It passes the first college-bound guy test--the dough is delicious and the cookies are in the oven. 

They're out-- and GONE! 


 I baked them 12-15 minutes, they are browned nicely and I've eaten the batch.  Sheesh!  I safely placed the rest of the dough in the refrigerator to see if 24-36 hour refrigeration (as the recipe suggests) improves the cookies.  What will really happen?  Yup, the dough will be devoured.  

 http://cooking.nytimes.com/recipes/1015819-chocolate-chip-cookies?utm_source=yahoo-food&utm_medium=referral&utm_campaign=content-partnerships

Then the NYTimes goes and locks their site.  Thanks Brown Eyed Betty for reposting it.

3 2/3 cup g-f flour

1¼ teaspoons baking soda

1½ teaspoons baking powder

1½ teaspoons kosher salt

1¼ cups ( 2 1/2 sticks) unsalted butter, at room temperature

1¼ cups light brown sugar

1 cup plus 2 tablespoons  granulated sugar

2 eggs

2 teaspoons vanilla extract

2 cups dark chocolate chips, 

Sunday, April 23

ALMOND POPPY SEED MUFFINS


lasted posted in August 2008

2013

As I'm baking up a muffin menagerie, I've resurrected this muffin recipe, dusted it off and am eating it until I'm full.  I have unearthed 39 muffin recipes that have been posted on this blog, everything from cajun corn to jalapeno bacon and cranberry chocolate.  There are some delicious muffins to be eaten and I'm really glad to be in the muffin mode again.
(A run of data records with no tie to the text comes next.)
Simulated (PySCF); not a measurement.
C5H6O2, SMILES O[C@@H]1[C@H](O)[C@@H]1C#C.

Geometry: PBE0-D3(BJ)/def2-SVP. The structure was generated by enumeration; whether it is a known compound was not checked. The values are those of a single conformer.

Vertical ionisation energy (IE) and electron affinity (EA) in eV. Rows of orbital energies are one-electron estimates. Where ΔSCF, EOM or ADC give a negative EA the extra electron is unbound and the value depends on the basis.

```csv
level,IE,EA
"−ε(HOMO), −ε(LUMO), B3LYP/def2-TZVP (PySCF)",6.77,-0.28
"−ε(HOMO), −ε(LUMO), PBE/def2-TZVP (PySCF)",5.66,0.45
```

These are to die for. Even better when I add a touch of lemon.

Sorry, I made up the recipe from off the back of a big bag of poppyseed muffin mix, so you are stuck with huge increments. Think of it this way... you can make them for all your friends too... forever.

I keep this mix on the shelf and use 1 3/4 (updated 1-2013) cups of it for the muffins.
Mix:
1/2 cup sorghum,
3/4 cup garfava or buckwheat flour
1 cup tapioca flour,
1 1/2 cup potato starch
1 1/2 cup sugar,
4 Tbs. poppy seeds
2 T. baking powder,
4 teaspoon xanthun gum
2 t. salt,
2 t. soda
1/4 cup dry eggs,
1 Tablespoon potato flour, not starch (optional, who always has dry potato flakes to grind?)

Take 1 1/2 cup of this mix and add to 2 eggs, 2 T. oil, 1/4 cup buttermilk and 1/2 cup milk, with 1 t. almond flavoring and 1 T. lemon juice (optional).

Makes 36 mini muffins.

Sunday, April 9

GF CF sugar-free faux Cream cheese Carrot Cake Balls

Cream cheese cake balls that are dairy-free, sugarless, gluten-free, grain-free, healthy, raw and delicious?

And about which the 14 year old says,  "Okay Mom, they are not terrible."  Woot!  High praise indeed.

The impossible dream?  Well, maybe.  It's all true, except for the cream cheese. There is none of that in the recipe, but I made these and asked the guys what they  reminded them of and they came up with the name.  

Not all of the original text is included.